The sound of one ball boucing drives our British neighbour bonkers. An elderly widow, she is generally a nice person to share a property line with. Every year she gives us a bag of candy bars at Halloween and a box of English crackers at Christmas.
However, when our boys play basketball and the ball bounces over the fence, she swoops out her sliding glass doors, like an owl pouncing on a mouse, and confiscates the ball. Under cover of darkness, she throws it back, aiming at the compost heap. It’s like we’re living in a Roald Dahl book.
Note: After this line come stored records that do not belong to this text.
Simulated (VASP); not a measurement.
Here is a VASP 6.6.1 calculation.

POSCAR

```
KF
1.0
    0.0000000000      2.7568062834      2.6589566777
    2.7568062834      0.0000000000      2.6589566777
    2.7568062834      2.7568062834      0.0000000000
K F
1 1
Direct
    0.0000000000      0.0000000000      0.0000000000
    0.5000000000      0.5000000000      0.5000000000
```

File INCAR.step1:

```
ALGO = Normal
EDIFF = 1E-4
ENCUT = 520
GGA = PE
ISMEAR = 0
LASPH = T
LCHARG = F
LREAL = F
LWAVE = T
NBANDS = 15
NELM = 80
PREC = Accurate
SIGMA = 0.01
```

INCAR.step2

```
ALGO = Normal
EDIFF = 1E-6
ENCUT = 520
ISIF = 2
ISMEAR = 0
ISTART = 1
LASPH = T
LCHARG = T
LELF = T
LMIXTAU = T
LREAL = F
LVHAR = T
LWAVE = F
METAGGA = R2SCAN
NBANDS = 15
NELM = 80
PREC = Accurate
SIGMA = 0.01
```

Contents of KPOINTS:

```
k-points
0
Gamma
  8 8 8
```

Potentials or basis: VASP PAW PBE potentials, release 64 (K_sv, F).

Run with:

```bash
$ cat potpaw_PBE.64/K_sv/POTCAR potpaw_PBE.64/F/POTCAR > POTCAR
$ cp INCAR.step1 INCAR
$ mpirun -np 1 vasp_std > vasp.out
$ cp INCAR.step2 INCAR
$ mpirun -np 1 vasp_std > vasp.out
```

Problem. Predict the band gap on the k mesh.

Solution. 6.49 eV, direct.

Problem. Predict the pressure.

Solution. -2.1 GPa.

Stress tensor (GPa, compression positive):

She’s repeatedly told our boys to stop playing because she can’t stand the bouncing, and we’ve told her the kids have a right to play in their own driveway. Her rejoinder? “I never let my kiddies have a netball hoop because I assumed it would bother the people who then lived in your house.” Irrelevant, Your Honor. She shows no other signs of mental diminishment. As Chris says, this is a monomania.
Recently, we invited our nervous neighbor to a pow-wow over a cup of tea. “Listen,” I said. “I know basketball bothers you, but it’s not going to go away, so what can we do to make the situation better? Can you let us know when you’re leaving home to run errands?” She pooh-poohed this with a breezy hand flap: “Boys will be boys, they’re very noisy, you know” and went off in another conversational direction, never to return.
On Saturday the boys were playing basketball when they saw their nemesis standing across the fence, holding aloft a small silver box: “I’m tape recording you.”
As the Brits would say, has she gone barking mad?